Depleted gas reservoirs are viable choices for large-scale CO2 storage and to displace remaining methane volumes to further increase the storage capacity (EGR). However, deployment of such projects depends on an informed knowledge of the magnitude of mixing of the miscible gases, efficiency in displacing in-situ methane by CO2, composition of the produced gas, and CO2 storage capacity. This study focuses on the fundamental analysis of mixing during CO2-EGR using a numerical approach. We propose to conduct very fine grid compositional simulations to provide insights into the mixing of CO2 and methane in a gas reservoir at different reservoir and operational conditions. We first analyze a stratified layer model to understand the basic mechanisms of scale-dependency of dispersion and the significance of reservoir heterogeneity on fluid mixing. To consider more realistic reservoir heterogeneity, a two-dimensional stochastic reservoir model is analyzed to estimate dispersivity generated as fluids flow in porous media at different scales. Reservoir heterogeneity is represented by the Dykstra Parsons coefficient (VDP) and autocorrelation length, and fluid properties are modeled depending on pressure and temperature conditions. Field-scale simulation is also performed to discuss the way dispersion is modeled in reservoir simulation affects simulated gas recovery. Our study shows that the variance of permeability and convective spreading are the primary causes of fluid mixing at any scale. In addition, molecular diffusion is not always negligible in gas mixing even in large-scale heterogeneous reservoirs since gas has much larger diffusivity than liquid. Furthermore, the mechanism of fluid mixing during CO2-EGR is complex with the interplay between convective spreading, transverse dispersion (including molecular diffusion), and gravity segregation. Although geoscientists often assume numerical dispersion can represent physical dispersion, our study indicates this is an oversimplification and could cause significant errors in calculated gas recovery. Permeability heterogeneity is essential for the dispersion growth process and the final displacement behavior. Reservoir heterogeneity should be modeled with high-resolution grid models to analyze mixing behaviors more accurately.
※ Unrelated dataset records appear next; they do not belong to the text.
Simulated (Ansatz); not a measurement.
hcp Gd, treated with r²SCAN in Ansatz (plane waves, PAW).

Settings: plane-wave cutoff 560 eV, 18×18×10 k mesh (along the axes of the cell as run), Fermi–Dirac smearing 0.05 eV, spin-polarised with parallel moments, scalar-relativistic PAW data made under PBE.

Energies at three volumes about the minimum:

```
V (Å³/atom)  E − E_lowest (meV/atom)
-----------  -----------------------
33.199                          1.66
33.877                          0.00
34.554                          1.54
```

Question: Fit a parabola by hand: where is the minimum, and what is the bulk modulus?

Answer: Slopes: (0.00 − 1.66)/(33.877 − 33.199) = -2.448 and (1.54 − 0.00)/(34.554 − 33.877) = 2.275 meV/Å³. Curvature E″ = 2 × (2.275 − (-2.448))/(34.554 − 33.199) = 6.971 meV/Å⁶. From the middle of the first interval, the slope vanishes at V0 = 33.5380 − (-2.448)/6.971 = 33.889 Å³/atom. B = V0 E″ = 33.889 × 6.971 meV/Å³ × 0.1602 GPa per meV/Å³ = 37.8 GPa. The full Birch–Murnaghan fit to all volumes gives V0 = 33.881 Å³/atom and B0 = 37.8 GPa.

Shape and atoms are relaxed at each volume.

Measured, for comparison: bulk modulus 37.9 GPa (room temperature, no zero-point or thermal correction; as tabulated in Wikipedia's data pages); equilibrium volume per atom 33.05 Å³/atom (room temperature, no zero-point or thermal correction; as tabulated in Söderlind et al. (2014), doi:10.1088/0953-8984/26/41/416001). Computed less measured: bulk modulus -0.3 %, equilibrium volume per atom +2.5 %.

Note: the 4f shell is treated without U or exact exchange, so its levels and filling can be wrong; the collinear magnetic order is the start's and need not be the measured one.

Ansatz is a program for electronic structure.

The study aims to quantitatively assess the risk of hydrate formation within the porous formation and its consequences to injectivity during storage of CO2 in depleted gas reservoirs considering low temperatures caused by the Joule Thomson (JT) effect and hydrate kinetics. The aim was to understand which mechanisms can mitigate or prevent the formation of hydrates. The key mechanisms we studied included water dry-out, heat exchange with surrounding rock formation, and capillary pressure. A compositional thermal reservoir simulator is used to model the fluid and heat flow of CO2 through a reservoir initially composed of brine and methane. The simulator can model the formation and dissociation of both methane and CO2 hydrates using kinetic reactions. This approach has the advantage of computing the amount of hydrate deposited and estimating its effects on the porosity and permeability alteration. Sensitivity analyses are also carried out to investigate the impact of different parameters and mechanisms on the deposition of hydrates and the injectivity of CO2. Simulation results for a simplified model were verified with results from the literature. The key results of this work are: (1) The Joule-Thomson effect strongly depends on the reservoir permeability and initial pressure and could lead to the formation of hydrates within the porous media even when the injected CO2 temperature was higher than the hydrate equilibrium temperature, (2) The heat gain from underburden and overburden rock formations could prevent hydrates formed at late time, (3) Permeability reduction increased the formation of hydrates due to an increased JT cooling, and (4) Water dry-out near the wellbore did not prevent hydrate formation. Finally, the role of capillary pressure was quite complex, where it reduced the formation of hydrates in certain cases and increased in other cases. Simulating this process with heat flow and hydrate reactions was also shown to present severe numerical issues. It was critical to select convergence criteria and linear system tolerances to avoid large material balance and numerical errors.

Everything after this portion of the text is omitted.